Where to follow it: Ch. 28 (Ahab appears), Ch. 36 (The Quarter-Deck — the swearing), Ch. 41 (Moby Dick — Ishmael on the obsession), Ch. 132 (The Symphony — Ahab's last moment of doubt), Ch. 135 (The Chase, Third Day).
2 · The Whale and the Question of Meaning
Moby Dick as symbol has occupied every generation of readers since the book's rediscovery in the 1920s, and the novel resists every final reading. Ahab's reading: the whale is the mask of cosmic malice. Starbuck's: the whale is a dumb beast and to read more into it is blasphemy. Ishmael's: the whale is whiteness itself, the leviathan of Job, the thing the human imagination cannot hold. The cetological chapters' refusal to make any final claim. And the closing image — the whale destroying the Pequod and swimming on — which itself refuses interpretation.
The most famous chapter on the question, Chapter 42, On the Whiteness of the Whale, takes the colour rather than the creature as its subject. Through a sustained baroque catalogue of associations, whiteness is shown to mean almost anything: the lamb, the dove, the bride, the polar bear, the albatross, the leper, the ghost, the blank page, the void. The chapter ends not with a synthesis but with a recognition that the very indeterminacy of the colour is part of what makes Moby Dick terrifying — the whale resists final reading the way the universe does.
The demand to make the whale mean one thing is the demand at the heart of Ahab's madness. He requires the whale to mean cosmic malice so that the hunt has a target and the universe has an adversary. The novel shows what happens when a man with that demand has a ship and a crew at his disposal.
The book's ambivalence about its own central symbol is part of what makes it modern. Almost every American novelist of the twentieth century who attempted serious symbolic fiction had to reckon with Melville's lesson: that a great symbol is not a coded message awaiting decryption but a presence the imagination cannot finally exhaust.
Where to follow it: Ch. 42 (The Whiteness of the Whale), Ch. 99 (The Doubloon — each man reads it differently), Ch. 133 (The Chase, First Day), Ch. 135 (The Chase, Third Day — the whale swims on).
3 · Ishmael, Friendship, and Survival
Ishmael is one of the most unusual narrators in nineteenth-century fiction. We never learn his real name — Call me Ishmael is a self-given biblical alias. He has very little autobiography; we know almost nothing about his family or his earlier life. He is, structurally, the consciousness through which we encounter everything else, and his voice is by turns curious, lyrical, ironic, philosophical, and (in the cetology chapters) pseudo-scholarly.

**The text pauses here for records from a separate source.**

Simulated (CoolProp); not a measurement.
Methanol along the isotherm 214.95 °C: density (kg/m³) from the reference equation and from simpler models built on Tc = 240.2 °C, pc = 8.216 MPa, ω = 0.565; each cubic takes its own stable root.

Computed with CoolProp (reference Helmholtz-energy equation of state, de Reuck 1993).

What grounds the consciousness is one relationship. His friendship with Queequeg, the Polynesian harpooner from the fictional South Pacific island of Kokovoko, begins under farcical circumstances — two strangers assigned to share a bed at the Spouter-Inn in New Bedford — and becomes the moral counterweight to Ahab's solipsism. Queequeg is generous, brave, religiously serious in ways the supposedly Christian crew is not, and unflinching in the face of his own near-death.
When Queequeg falls ill in the middle Pacific and believes himself dying, he commissions a coffin from the ship's carpenter, lies in it to test it, and then unaccountably recovers. Later, when the ship's original life-buoy is lost, the carpenter seals and converts the coffin into a replacement. This is the object Ishmael clings to in the Epilogue, after the Pequod sinks and every other man has drowned.
Queequeg's last gift to his friend is the means of his survival — given without intending it, in a preparation for his own death that turned out to be preparation for Ishmael's life. The friendship is the novel's quiet argument: that whatever survives a confrontation with the kind of universe Ahab has glimpsed, what survives it is not the heroic individual who meets it head-on but the friend who, by ordinary kindness, has prepared — without intending to — the means by which somebody can live.
Where to follow it: Ch. 3 (Ishmael and Queequeg share a bed), Ch. 10 (A Bosom Friend — friendship sealed), Ch. 110 (Queequeg in his coffin), Ch. 126 (The Life-Buoy — coffin converted).
4 · The Whale Fishery and the Encyclopedic Form
Roughly a quarter of Moby-Dick consists of chapters that are not narrative. They are about whales — about cetology, the species and their classification; about the anatomy of the sperm whale; about the methods of the fishery; about the equipment of a whaling ship; about the history of whaling literature. These chapters drive some readers away and bring others back to the book year after year.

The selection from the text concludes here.